2021-01-27 Daily-Challenge

Today I have done Integer to Roman, Water and Jug Problem and leetcode's January LeetCoding Challenge with cpp.

Water and Jug Problem

Description

You are given two jugs with capacities x and y litres. There is an infinite amount of water supply available. You need to determine whether it is possible to measure exactly z litres using these two jugs.

If z liters of water is measurable, you must have z liters of water contained within one or both buckets by the end.

Operations allowed:

  • Fill any of the jugs completely with water.
  • Empty any of the jugs.
  • Pour water from one jug into another till the other jug is completely full or the first jug itself is empty.

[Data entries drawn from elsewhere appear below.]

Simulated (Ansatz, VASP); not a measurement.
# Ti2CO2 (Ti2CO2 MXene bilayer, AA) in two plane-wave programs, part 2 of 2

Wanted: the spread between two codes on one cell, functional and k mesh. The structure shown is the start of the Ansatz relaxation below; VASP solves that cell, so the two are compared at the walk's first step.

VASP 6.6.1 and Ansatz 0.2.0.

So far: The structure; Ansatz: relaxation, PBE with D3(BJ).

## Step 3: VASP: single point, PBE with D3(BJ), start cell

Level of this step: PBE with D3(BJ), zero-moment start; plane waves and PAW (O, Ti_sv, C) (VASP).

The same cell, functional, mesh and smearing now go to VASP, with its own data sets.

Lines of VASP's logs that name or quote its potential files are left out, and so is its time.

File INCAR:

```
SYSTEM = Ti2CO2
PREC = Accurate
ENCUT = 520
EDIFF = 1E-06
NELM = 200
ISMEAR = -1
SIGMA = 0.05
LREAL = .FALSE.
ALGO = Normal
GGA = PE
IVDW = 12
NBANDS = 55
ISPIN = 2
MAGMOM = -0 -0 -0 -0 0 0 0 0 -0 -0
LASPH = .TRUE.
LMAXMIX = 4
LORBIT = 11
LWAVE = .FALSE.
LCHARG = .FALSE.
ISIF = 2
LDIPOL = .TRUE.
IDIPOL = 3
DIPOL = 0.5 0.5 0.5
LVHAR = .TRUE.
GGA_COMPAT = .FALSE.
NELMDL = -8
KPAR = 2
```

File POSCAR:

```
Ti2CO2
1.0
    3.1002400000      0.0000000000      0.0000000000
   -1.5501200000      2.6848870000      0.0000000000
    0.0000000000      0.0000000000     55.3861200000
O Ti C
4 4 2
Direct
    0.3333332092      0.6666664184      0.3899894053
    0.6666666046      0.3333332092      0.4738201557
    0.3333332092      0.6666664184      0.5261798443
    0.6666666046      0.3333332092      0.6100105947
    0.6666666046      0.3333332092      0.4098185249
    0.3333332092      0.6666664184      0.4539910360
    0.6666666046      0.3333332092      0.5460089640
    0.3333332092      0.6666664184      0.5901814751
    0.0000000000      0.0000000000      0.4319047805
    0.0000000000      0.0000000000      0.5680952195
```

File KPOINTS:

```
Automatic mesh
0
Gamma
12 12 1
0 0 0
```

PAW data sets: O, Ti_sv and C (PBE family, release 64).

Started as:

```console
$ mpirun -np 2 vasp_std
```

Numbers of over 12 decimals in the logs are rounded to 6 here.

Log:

Example 1: (From the famous "Die Hard" example)

Input: x = 3, y = 5, z = 4
Output: True

Example 2:

Input: x = 2, y = 6, z = 5
Output: False

Constraints:

  • $0 \le x \le 10^6$
  • $0 \le y \le 10^6$
  • $0 \le z \le 10^6$

Solution

class Solution {
    int gcd(int a, int b) {
        return b ? gcd(b, a%b) : a;
    }
public:
    bool canMeasureWater(int x, int y, int z) {
        if(gcd(x, y) == 0) return z==0;
        return z <= x+y && z % gcd(x, y) == 0;
    }
};

Integer to Roman

Description

Roman numerals are represented by seven different symbols: I, V, X, L, C, D and M.

Symbol       Value
I             1
V             5
X             10
L             50
C             100
D             500
M             1000

For example, 2 is written as II in Roman numeral, just two one's added together. 12 is written as XII, which is simply X + II. The number 27 is written as XXVII, which is XX + V + II.

Roman numerals are usually written largest to smallest from left to right. However, the numeral for four is not IIII. Instead, the number four is written as IV. Because the one is before the five we subtract it making four. The same principle applies to the number nine, which is written as IX. There are six instances where subtraction is used:

  • I can be placed before V (5) and X (10) to make 4 and 9.
  • X can be placed before L (50) and C (100) to make 40 and 90.
  • C can be placed before D (500) and M (1000) to make 400 and 900.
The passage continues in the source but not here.